I don't think you can apply the same rules to NPC and PCs in any kind of useful way for social interaction. An interesting difference of opion! Free roleplay does work, and my favorite systems treat social interaction with a light touch. I dislike crunchy SI mechanics.
 

I don't see how this is true of older games versus newer games. I don't disagree that there are more people talking about rules and digging into what they mean now (like, internet now), but that's all armchair philosophy. It doesn't change rules nor does it force anyone to change how they play rule set X. All it does is perhaps produce more annoying moments when playing with strangers where player X gets a dopamine rush from deploying a rules argument they read somewhere to try and force an issue. That doesn't change the rules either, and I don't think it's really any different from the old school rules lawyer.
It's not a matter of system or age of system or edition or game design. It's a matter of how people play.
Take 10 5e DMs and id bet that you have 10 different playstyles which goes to show you that the rules are just guidelines.
Strangers are just people the DM hasn't bent to their will yet. :cool:
 

It's not a matter of system or age of system or edition or game design. It's a matter of how people play.
Take 10 5e DMs and id bet that you have 10 different playstyles which goes to show you that the rules are just guidelines.
Strangers are just people the DM hasn't bent to their will yet. :cool:
Oh yeah, no doubt. That's not the same as saying that those ten individual styles are equaly informed by the actual rules or a deep well of DM experience however. That's not really a judgement of those (hypothetical) styles per se, just a fact levened by my own experience, perferences, and opinion. Not everone has the same grasp of the nuances of the rules and not everyone has years and years of DM experience to draw on. I'll also freely admit that there are going to be DMs who have read the rules and who have years of experience and who will disgaree with me in part or whole, so there's that.

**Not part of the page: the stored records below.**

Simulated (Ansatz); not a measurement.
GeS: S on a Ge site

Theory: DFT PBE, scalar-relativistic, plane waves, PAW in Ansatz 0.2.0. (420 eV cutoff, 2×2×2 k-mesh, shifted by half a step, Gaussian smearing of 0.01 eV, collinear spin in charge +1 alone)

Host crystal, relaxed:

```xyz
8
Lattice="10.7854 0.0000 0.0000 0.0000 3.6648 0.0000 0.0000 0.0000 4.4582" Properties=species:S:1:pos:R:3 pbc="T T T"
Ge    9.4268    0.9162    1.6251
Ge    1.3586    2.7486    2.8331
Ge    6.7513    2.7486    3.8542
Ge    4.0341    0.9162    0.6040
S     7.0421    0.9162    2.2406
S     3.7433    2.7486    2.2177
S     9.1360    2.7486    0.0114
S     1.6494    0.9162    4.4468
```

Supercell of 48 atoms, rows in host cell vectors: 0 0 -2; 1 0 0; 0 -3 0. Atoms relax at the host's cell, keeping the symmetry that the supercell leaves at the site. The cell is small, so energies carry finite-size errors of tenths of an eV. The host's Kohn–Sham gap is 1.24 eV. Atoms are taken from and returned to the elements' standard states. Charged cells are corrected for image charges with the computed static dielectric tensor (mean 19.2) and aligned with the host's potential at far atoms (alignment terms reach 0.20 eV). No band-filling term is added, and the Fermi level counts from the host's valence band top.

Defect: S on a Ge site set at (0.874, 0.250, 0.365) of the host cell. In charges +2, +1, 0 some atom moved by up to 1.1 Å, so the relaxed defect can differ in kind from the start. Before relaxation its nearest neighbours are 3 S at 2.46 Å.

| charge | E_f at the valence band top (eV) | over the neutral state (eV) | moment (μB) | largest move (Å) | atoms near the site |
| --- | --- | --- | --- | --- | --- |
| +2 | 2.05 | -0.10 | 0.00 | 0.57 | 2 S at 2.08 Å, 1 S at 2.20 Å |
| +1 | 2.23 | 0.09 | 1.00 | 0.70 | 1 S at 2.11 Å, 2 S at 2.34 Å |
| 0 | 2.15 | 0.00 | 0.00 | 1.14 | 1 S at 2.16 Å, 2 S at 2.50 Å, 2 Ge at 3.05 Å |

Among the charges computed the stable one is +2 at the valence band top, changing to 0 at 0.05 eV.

This isn't the first time I've read about the idea of DM force and social interaction rolls, so obviously there's a reason people end up with that conclusion. That doesn't mean I think it's the best or most useful way to play though. In this specific case I think people are missing the key differences between player action declarations and what the DM does, and they aren't the same thing.
 

I don't think you can apply the same rules to NPC and PCs in any kind of useful way for social interaction. An interesting difference of opion! Free roleplay does work, and my favorite systems treat social interaction with a light touch. I dislike crunchy SI mechanics.
This is a "whatever floats your boat" situation (as is so much else), as I absolutely do feel you can apply social interaction rules to PCs and NPCs equally. This is largely because I don't see PCs as any more special or fundamentally different than fictionally similar NPCs.
 

This is a "whatever floats your boat" situation (as is so much else), as I absolutely do feel you can apply social interaction rules to PCs and NPCs equally. This is largely because I don't see PCs as any more special or fundamentally different than fictionally similar NPCs.
I'm not even sure how'd you'd manage that. When a player declares an SI interaction there's a bit about expected outcome - so I'm going to decieve the guard into thinking I'm a castle page so he'll let me into the castle. You don't get the expected outcome with skill checks related to PCs. They just aren't the same thing, so I struggle to see how you can 'apply the same rules'. What am I missing?
 

I think you're misinterpreting what a successful decieve roll actually means as it applies to a player. All it means is that the player, and thus the character, thinks the NPC is telling the truth. There's absolutely nothing that compels the player to believe that the statement is true or especially to act on it. The roll doesn't determine what the player or PC believes though. The player can decide to act on that information however they like. Roleplaying doesn't compel the player to act either, althought they could. I know this is similar to what you're saying, but I don't think that the phrase "do what the character would do" is especially useful here except as a very loose rubric.
I agree that the rules in D&D typically aren’t self-enforcing (such as how Baker describes here), but I’m separating what the player thinks from what the character thinks. Otherwise, it muddles (or limits) resolution of certain situations (like the one posed in the OP). Obviously, I would prefer a game that does a better job of handling these interactions, but that’s not what’s being asked.

Personally, just because an NPC makes a skill check I'm not likely to do somethign with my character that I think is stupid, and I wouldn't expect anyone else to. As a GM I never roll skills like this against PCs for this reason - I leave the reasoning bit to the player. I'll give them the info and they can roll to see if they detect falsehood if the system has such a mechanic. That's more than enough IMO.
If the change in game state (due to a check, etc) would result in the character’s doing something stupid¹, I see no reason not to do the stupid thing. I think that makes play more interesting.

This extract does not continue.